Martin McDonagh's A Behanding in Spokane is a violent comedy with a twisted logic that benefits from the fast-paced production it gets at GableStage in South Florida. Producing artistic director Joseph Adler has won two regional Carbonell Awards for directing McDonagh's works (The Lieutenant of Inishmore and The Pillowman) at this Coral Gables venue, and his rapid-fire staging of this play draws lots of laughs from the audience. The firing starts almost immediately with a shot into the dark (which doesn't go unnoticed by the desk clerk), but there's little gore here, no big budget for fake blood a la Inishmore. The behanding, after all, occurred 47 years ago in Washington State, and one-handed Carmichael has spent the years since then traveling the country in an effort to reclaim the hand from the "hillbillies" he says caused the separation.
How does one go about finding a disembodied hand? Place an ad, of course, and that's how Toby and Marilyn end up in Carmichael's seedy hotel room (set and lighting getting the job done) in an unidentified city, a couple of young drug dealers looking to bilk him of a little money. They deliver a hand, the wrong hand in several ways.

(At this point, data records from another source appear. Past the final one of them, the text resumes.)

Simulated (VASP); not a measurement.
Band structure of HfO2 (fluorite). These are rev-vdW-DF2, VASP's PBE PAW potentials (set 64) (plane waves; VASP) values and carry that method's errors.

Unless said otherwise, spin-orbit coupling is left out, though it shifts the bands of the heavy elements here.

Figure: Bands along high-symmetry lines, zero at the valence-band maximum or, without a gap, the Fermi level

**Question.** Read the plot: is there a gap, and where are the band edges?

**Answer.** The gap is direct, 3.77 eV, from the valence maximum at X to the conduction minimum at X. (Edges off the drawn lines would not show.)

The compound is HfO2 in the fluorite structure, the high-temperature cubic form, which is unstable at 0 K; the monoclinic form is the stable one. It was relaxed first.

Lots of big laughs and performances make this contrived world go 'round. Dennis Creaghan delivers a Carmichael of menace, hurt and skewed logic. Marckenson Charles and Jackie Rivera are the small-time schemers, Marilyn just a bit slow to appreciate Tody's plans. And Erik Fabregat, as Mervyn of the front desk, brings heart to the procedings with his handling of a lovely, lonely, scary monologue.